He didn’t pound on any desks
I thought the Times interview displayed Trump in all his shameful vanity and idiocy, but I guess I took the bait, because wise observers say they simply normalized him.
Just listened to this whole thing. https://t.co/2nVp0E2WzQ To me it was fascinating. But not in the way the participants find it so. From my POV it's… Normalization: live! From theirs: a very serious interview with the President of the United States.
— Jay Rosen (@jayrosen_nyu) February 1, 2019
I agree, this interview should not have been normalized at all. If anything, Trump offered a view of the role of the press that is at best unhinged and at worst alarming: https://t.co/Jd3OzDAgCy https://t.co/f5oH8Y4oGi
— Greg Sargent (@GregTSargent) February 1, 2019
More than three years after Donald Trump rode the down escalator inside Trump Tower to announce his radical campaign for president, more than three years after Trump began waging a vicious war on the free press in the United States and around the world, and years after Trump adopted dictator rhetoric and began smearing hardworking journalists as “Enemies of the people,” the New York Times still doesn’t have the collective spine to stand up to the Oval Office bully.
Signaling once again that the paper cherishes access above all, Times publisher A. G. Sulzberger on Thursday joined TimesWhite House reporters Maggie Haberman and Peter Baker for an on-the-record interview with Trump. Sulzberger was present ostensibly to press Trump on his use of “fake news” and his dangerous, unprecedented, and relentless attacks on the news media.
But, Boehlert says, it was just toothless, and Trump got to lie and ramble and lie with no consequences. Sulzberger should have pounded the desk and talked about Khashoggi for twenty minutes, but instead he just uttered some gentlemanly rebukes and left it at that.
He didn’t pound on any desks, and he didn’t raise his voice. In fact, Khashoggi was barely mentioned. Instead, the publisher basically pleaded with Trump, as if logic and nice words work with this tyrant.
The sad reality is that the Times is just another powerful media institution that has utterly failed to stand up to this radical president.
Doubly fearful of a brutal economic environment that puts all media players at risk and afraid to offend, while already being historically nervous about getting dubbed as part of the “liberal media,” the Times like so many other media outlets has opted for a get-along strategy with Trump. The paper is choosing to cling to its role as insider White House chronicler.
I suppose, but I think there’s an argument that its (mild) criticisms have more bite coming from the very establishment respectable paperofrecord yadda yadda Times. Maybe that’s just naïve though.
I don’t know if this kind of sit down does any good, but I don’t think pounding desks helps much either–that just plays into the whole “the liberal media’s against us” idea.
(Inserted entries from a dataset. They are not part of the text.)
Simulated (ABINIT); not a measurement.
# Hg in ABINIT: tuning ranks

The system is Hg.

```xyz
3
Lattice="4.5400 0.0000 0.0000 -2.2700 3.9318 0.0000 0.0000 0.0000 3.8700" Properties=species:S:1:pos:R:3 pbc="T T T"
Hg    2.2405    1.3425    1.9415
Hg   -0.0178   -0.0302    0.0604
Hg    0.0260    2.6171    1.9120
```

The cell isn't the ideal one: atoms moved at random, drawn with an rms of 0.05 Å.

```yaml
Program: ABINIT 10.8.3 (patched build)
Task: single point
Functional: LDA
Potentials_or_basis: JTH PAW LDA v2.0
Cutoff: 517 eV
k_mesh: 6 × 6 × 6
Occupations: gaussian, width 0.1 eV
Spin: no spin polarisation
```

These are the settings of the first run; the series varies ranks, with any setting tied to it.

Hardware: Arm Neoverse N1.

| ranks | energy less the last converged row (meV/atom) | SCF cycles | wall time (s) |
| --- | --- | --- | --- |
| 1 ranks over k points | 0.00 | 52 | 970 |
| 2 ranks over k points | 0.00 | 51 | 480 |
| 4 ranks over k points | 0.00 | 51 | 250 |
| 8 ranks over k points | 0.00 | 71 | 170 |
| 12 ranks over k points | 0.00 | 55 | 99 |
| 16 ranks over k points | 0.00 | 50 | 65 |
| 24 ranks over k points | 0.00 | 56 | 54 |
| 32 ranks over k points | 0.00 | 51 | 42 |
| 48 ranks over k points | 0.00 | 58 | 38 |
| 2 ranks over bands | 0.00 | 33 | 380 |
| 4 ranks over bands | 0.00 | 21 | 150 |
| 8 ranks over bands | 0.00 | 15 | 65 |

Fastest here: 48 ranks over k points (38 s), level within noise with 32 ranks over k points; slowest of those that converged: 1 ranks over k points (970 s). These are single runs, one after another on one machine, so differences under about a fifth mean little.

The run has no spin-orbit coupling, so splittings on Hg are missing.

Maybe they need to bring a foam hammer and hit him over the head every time he lies. Though the risk of repetitive stress injury would probably be too high.
I dunno; they already think the supposed “liberal media” (which is a pretty bloody conservative institution) is against them plus none of them read the Times so what does it really matter?
A foam hammer? Now there’s a wasted opportunity. For all we know he might be into foam hammers.I’d suggest something slightly more ferrous. Maybe a nine iron? It might help accelerate the learning process, or at least provide the preceptor a deeper and more satisfying catharsis.
And again with a single paper in front of him on the desk. Real people doing real work don’t have single papers placed neatly in front of them. They have file folders…envelopes…piles…or, in the modern world, a computer.
Our ‘paper of record’ is The National Enquirer.